I want to write you my deepest thanks.
I applied, I asked, I laid my best cards out on the table.
“No takers? Fine.” I gather all my cards, carefully placing them back in my bag.
I smile as the relief washes over my body.
Whether in the eye of employment or in the eye of people, rejection is something we all come across at some point in our lives. That job, that boy, that girl. The grade we never made, the relationship we never had.
There she comes, when you’re on your knees at the crossroad, in the excruciating purgatory of the unknown – waiting for an answer. The piercing sound of the phone ring. The agonising unknown of a new email. The implicit moment of your life, when the cards could go either way.
When we think of rejection – it’s connotations are largely negative. Disappointment, not getting what you wanted, throwing your toys out the pram. But its our choice with how we want to receive her, and how exactly we perceive her.
Cruela de ville or fairy god mother?
I open the email and read ‘We regret to inform you, you have not been successful this time’
I feel her whispering softly in my ear “Honey, you’re just not ready to walk this path, I think there’s still some work for you to do here.” Gently placing her palm on my back, continuing with a subtle push forward, she closes the door behind me. I feel her warmth as she guides me forward “Darling – try walking that path over there instead.” And with that, she disappears.
I stand frozen for a second. Observing this entity as it passes through me. This journey until the moment of rejection, its lows, its highs, its physical effects on the body. Its attachment to a future idea, the longing for a place, position or person.
And then it strikes, she saved me.
When the mind wanders into the future, when it dwells on the past – it creates expectations, it eludes fantasies. It takes us away from our reality, our present moment. And when rejection comes, she knocks you and your mind’s fine illusion off that polished pedestal. Bringing you plummeting back to the ground. Kindly, of course.

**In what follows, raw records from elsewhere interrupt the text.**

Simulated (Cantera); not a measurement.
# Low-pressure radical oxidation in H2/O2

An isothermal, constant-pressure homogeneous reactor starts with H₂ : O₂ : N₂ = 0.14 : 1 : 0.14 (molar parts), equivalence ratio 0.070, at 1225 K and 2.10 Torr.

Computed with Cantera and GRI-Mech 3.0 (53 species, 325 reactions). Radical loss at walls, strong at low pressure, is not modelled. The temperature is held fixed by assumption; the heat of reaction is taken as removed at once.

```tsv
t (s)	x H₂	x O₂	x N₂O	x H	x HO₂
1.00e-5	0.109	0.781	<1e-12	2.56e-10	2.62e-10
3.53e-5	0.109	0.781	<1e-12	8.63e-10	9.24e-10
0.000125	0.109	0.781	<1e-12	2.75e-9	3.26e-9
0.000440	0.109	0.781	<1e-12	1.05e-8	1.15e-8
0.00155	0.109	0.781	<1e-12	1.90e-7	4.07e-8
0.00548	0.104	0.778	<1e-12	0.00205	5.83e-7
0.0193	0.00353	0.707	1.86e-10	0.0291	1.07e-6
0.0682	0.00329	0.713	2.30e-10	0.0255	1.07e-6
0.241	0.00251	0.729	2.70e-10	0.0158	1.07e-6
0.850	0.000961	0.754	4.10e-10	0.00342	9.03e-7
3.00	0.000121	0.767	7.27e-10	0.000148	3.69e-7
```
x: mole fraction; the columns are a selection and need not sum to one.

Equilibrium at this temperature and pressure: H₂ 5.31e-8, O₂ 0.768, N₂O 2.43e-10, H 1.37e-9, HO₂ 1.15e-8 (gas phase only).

If you can – don’t resist her with the feeling of injustice, the feeling that the world has served you on a not-so-silver platter this time and that by not giving you what you want, it owes you something.
Guess what? It doesn’t.
It’s rejection’s job to show us that. She doesn’t have it easy either. She tries to deliver a gift and has it thrown back in her face. A piece of advice I read somewhere said, always be kind to someone when they’re working. A waitress, a taxi driver, a receptionist. We’re all just trying live. And she’s got hell of a job to do too. So let’s treat her the same, be kind. Be receiving.
Take her gift of rejection.
And run – you were just saved from the path you were not meant to walk, from the accident you were not meant to have, from the partner you were never going to love, from the job you were never going to enjoy and from the place where you would never feel like home. Your illusion was never meant to be a part of your life.
But rejection, sweet, beautiful rejection – in it’s guiding, shining light, was.
Love and gratitude,
Think about all the rejections in your life.
All the fantasies of the future, held on repeat while you’re waiting for response. A projection of your future shelf shaken by the words you did not expect to see.
A few summers ago, I was dreaming of a job that would move me from Beijing to India. I fantasised about it for weeks. Opened my inbox every minute I could waiting for the response, refreshing, rewaiting and then doing it all over again.
The fateful day came, telling me it wasn’t going to happen. Both the anticipation and the happening were such consuming emotions.
So I thought I’d turn the tables on rejection and write a letter back.
This was a really powerful exercise that explored my relationship with this emotion.
I encourage you, when the time comes, to try too!